This is a guest post by two Masters students in comp.social, Abraham Doris-Down and Joshua Teal. It’s an exploratory piece of work based on a class project.
It is election season again. As news about the Republican primaries and President Obama’s approval ratings dominate the airwaves, two relatively new political movements, the Tea Party and Occupy Wall Street, are inciting a kind of political activism that has scarcely been seen in recent memory. Many people claim to speak for each movement, claiming to know what proponents want; but in truth, these groups are both new and have evolving ideologies.
Rather than rely on the rhetoric of often self-proclaimed leaders of these movements, we can instead listen directly to the discussions of the movements’ followers. With this in mind, we rolled up our sleeves (metaphorically - Georgia Tech has yet to master consistent indoor climate control), pulled out some laptops, sudo-ed some libraries, and captured Twitter timelines to find out what members themselves actually talk about, and if the groups are as different as they and the media would have us believe.
Since we were not interested in what the Michelle Bachmans, Elizabeth Warrens, Keith Obermans, or Glenn Becks of the world were saying about these movements, we needed a way to find tweets of Occupy and Tea Party followers. To do this we researched news sites, blogs, and political sites to find 3 Twitter feeds for each movement that we felt were representative of that movement. Then we grabbed tweets from followers of each of those feeds.
The Twitter feeds we chose were not meant to be exhaustive, but representative. We felt it was important to focus on the followers of official and unofficial spokespeople of the respective movements, rather than the spokespeople themselves to ensure that the tweets we gathered came from genuine unconstrained conversations rather than from what each organization approved as its official message. A list of the accounts can be found below.

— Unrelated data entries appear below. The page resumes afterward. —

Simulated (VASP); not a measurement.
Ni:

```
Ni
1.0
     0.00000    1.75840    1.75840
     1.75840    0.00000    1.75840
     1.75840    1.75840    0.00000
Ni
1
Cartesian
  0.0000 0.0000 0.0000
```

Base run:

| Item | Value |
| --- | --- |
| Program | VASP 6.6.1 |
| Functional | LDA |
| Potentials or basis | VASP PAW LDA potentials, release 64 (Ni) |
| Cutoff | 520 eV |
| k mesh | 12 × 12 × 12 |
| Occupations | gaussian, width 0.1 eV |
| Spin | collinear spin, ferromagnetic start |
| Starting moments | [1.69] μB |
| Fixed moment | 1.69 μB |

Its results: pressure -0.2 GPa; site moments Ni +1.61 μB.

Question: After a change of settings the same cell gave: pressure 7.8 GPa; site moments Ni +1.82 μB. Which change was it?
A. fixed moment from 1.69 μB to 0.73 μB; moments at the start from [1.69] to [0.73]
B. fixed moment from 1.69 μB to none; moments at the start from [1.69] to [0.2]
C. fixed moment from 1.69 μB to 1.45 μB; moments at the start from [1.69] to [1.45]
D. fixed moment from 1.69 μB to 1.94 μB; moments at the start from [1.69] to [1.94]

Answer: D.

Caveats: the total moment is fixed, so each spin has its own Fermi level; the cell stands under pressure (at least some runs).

Once we had our sample, we collected only the latest tweet from followers who had completely public timelines, and we spaced out the tweet collection over several days between 12/10/11 and 12/15/11. The result was a corpus of 15,000 tweets from 15,000 different people (7,500 per group).
The following steps were taken to do an initial analysis of the data:
1) Word-counting/phrase-counting software was used to generate a list of words or phrases (excluding common and noise words and phrases like “http”, rt”,”via”,“com”) from each Tweet corpus which appeared 40 or more times. 45 word fit this criteria for the occupy movement and 77 for the tea party movements.
2) From that list of words and phrases, we determined a set of 17 relevant words which appeared 40 or more times in both corpora.
What we got
We performed a chi-square test on the 17 words to determine differences between each group of followers. Below is an example.
* We assumed that each term would be used only once per Tweet, so while “Christmas” would have a count of 55, not-“Christmas” would have a count of (7,500 – “Christmas”).
We also preformed a chi-square test on the number of unique words mentioned over 40 times that the occupy group tweeted versus the number of unique words mentioned over 40 times that the tea party group tweeted.
Pictured here is a diagram revealing a surprising finding: while there were approximately 24,000 total words in the combined corpus of 15,000 Tweets, only 4,000 of those words were used by both the Occupy Wall Street followers and the Tea Party followers; each group used 10,000 words unique to them.
So are they different?
In a nutshell: yes they are different.
70% of 17 the words we examined showed a significant difference in occurrence between the two groups. It is interesting to note that all but one of the words that showed no significant difference in occurrence between the two groups are typically used as verbs; “love”, “support”, “think”, and “read”. The only noun specific word with a non-statistical difference between groups was “world”. If we remove the verbs and focus on the nouns then 92% of the words show a significant difference between groups.
Since nouns generally relate to topics, our results show that the Occupy Movement and Tea Party have significantly different topics that dominate their conversations. This suggests that the Tea Party and Occupy Movement do have different motivations and interests. Since both are largely political movements it would suggest that they are both trying to bring out different changes in the United States’ political landscape. However, just because they appear to be different, we cannot assume, based on our data, that they are in opposition.
Other cool stuff
There is a significant difference (p-value = .00255) between the numbers of words that Tea Party followers mentioned internally more than 40 times, and the number of words that Occupy Movement followers mention more than 40 times (77 for the Tea Party and 45 for Occupy). Since the Tea Party followers used the same words more often, we assume that they are all talking about the same topics or at least repeating the same phrases. This could suggest either that the Tea Party is either more ideologically organized, promoting a shared lexicon and phraseology, or that the tea party members have more homogeneous interests then members of the Occupy movement.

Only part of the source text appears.